Language of document : ECLI:EU:F:2013:129

JUDGMENT OF THE EUROPEAN UNION CIVIL SERVICE TRIBUNAL

(Second Chamber)

16 September 2013

Joined Cases F‑20/12 and F‑43/12

Barbara Wurster

v

European Institute for Gender Equality (EIGE)

(Civil service — Staff of the EIGE — Temporary staff — Procedure for assessing the management capabilities of staff of the EIGE recently appointed to a middle management post — Reassignment to a non-management post — Right to be heard — Scope of the law — Finding made by the Tribunal of its own motion — Substitution of grounds made by the Tribunal of its own motion)

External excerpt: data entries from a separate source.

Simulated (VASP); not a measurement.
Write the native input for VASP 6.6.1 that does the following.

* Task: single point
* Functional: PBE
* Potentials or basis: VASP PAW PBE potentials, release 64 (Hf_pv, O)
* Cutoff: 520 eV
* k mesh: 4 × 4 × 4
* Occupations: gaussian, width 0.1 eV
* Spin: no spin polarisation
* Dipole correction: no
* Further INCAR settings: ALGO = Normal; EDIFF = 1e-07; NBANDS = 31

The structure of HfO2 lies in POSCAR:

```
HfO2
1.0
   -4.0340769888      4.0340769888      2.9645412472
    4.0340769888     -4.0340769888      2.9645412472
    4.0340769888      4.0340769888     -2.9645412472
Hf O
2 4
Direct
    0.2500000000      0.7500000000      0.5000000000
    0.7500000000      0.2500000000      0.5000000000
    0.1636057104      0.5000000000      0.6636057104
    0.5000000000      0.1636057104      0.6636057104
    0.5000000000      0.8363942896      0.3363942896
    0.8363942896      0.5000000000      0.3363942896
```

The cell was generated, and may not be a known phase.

Applications:      brought by Ms Wurster under Article 270 TFUE, the first filed as Case F‑20/12, and the second as Case F‑43/12, seeking, in essence, firstly, an order setting aside the decision of the Director of the European Institute for Gender Equality (‘EIGE’ or the ‘Institute’) of 8 September 2011, reassigning Ms Wurster, with effect from 1 October 2011, to the position of Team Leader of the Resource and Documentation Centre, secondly, annulment of the decision of the director of the EIGE (‘the Director’) of 12 January 2012, not to pay her the management allowance for the period from 1 June 2010 to 30 September 2011, and thirdly, payment of the management allowance for the period from 1 June 2010 to 30 September 2011, together with interest at 2 percentage points over the refinancing rate set by the European Central Bank.

Held:      The Director’s decision of 8 September 2012 to reassign Ms Wurster to the post of Team Leader of the Resource and Documentation Centre is annulled The appeals are dismissed as to the remainder. The EIGE is to bear its own costs and is ordered to pay those incurred by Ms Wurster.

Summary

1.      Actions brought by officials — Interest in bringing proceedings — Assessed as at the time the action is brought — Action retaining its purpose notwithstanding that the applicant had resigned after bringing it — Continuation of interest in bringing proceedings

(Staff Regulations, Arts 90 and 91)

2.      Actions brought by officials — Unlimited jurisdiction — Recognition of right to an allowance

(Staff Regulations, Art. 91(1))

3.      Officials — Members of the temporary staff — Reports procedure — Assessment report on management capabilities — Drawing up — Right to be heard — Scope

(Conditions of Employment of Other Servants, Art. 14)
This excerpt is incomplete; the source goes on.